Search code examples
scalaapache-sparkspark-graphx

Scala getting the adjacency list of each vertex from a list of source node and destination node


I'm fairly new to Scala and GraphX, so this might be a trivial question. I'm trying to reverse the direction of each edge of a graph and then get the adjacency list of each vertex of the new reversed graph. The input is in the form "FromNodeId \t ToNodeId"

0 1
0 2
1 2
1 3

I managed to reverse the directions of edges with the following code:

object Problem2{
    def main(args: Array[String]){
    val inputFile:String = args(0)
    val outputFolder = args(1)
    val conf = new SparkConf().setAppName("Problem2").setMaster("local")
    val sc = new SparkContext(conf)
    val input = sc.textFile(inputFile)
    val graph = GraphLoader.edgeListFile(sc,inputFile)
    val newGraph = graph.reverse.edges
}
}

The output is of the form

Edge(1,0,1)
Edge(3,1,1)
Edge(2,1,1)
Edge(2,0,1)

My questions are, 1. Is there a more efficient approach for the problem 2. how can I proceed to build the adjacency list for each vertex from here?


Solution

  • The answer to both questions is the collectNeighbors and collectNeighborIds.

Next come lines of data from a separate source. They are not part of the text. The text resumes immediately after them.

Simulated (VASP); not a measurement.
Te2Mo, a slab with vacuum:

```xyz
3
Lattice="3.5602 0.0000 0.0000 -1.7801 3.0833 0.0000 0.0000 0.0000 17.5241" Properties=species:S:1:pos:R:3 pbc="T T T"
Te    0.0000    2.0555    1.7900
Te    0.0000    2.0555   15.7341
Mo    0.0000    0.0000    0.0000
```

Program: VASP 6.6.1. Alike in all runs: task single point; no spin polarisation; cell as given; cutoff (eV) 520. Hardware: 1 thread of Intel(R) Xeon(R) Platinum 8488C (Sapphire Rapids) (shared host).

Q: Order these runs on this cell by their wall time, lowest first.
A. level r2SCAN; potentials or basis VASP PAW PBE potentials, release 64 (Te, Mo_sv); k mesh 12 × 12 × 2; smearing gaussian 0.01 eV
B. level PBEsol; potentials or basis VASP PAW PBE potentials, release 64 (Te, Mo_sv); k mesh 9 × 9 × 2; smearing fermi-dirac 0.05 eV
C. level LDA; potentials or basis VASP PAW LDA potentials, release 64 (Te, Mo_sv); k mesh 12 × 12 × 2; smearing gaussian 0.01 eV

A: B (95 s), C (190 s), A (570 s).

    For each vertex it computes the list of the neighbors. Notice the EdgeDirection parameter.

    val vertices: RDD[(VertexId, String)] =  
        sc.parallelize(Array((1L,""), (2L,""), (4L,""), (6L,"")))
    
    
    val edges: RDD[Edge[String]] = 
        sc.parallelize(Array(
            Edge(1L, 2L, ""),
            Edge(1L, 4L, ""),
            Edge(1L, 6L, "")))
    val inputGraph = Graph(vertices, edges)
    
    val verticesWithSuccessors: VertexRDD[Array[VertexId]] = 
        inputGraph.ops.collectNeighborIds(EdgeDirection.Out)
    

    So as a graph is inmutable, you have to build a new one. Same edges, new vertices

    val successorGraph = Graph(verticesWithSuccessors, edges)
    

    And here a partial result:

    val res = successorGraph.vertices.collect()
    res: Array[(org.apache.spark.graphx.VertexId,
             Array[org.apache.spark.graphx.VertexId])] = 
      Array((4,Array()), (1,Array(2, 4, 6)), (6,Array()), (2,Array()))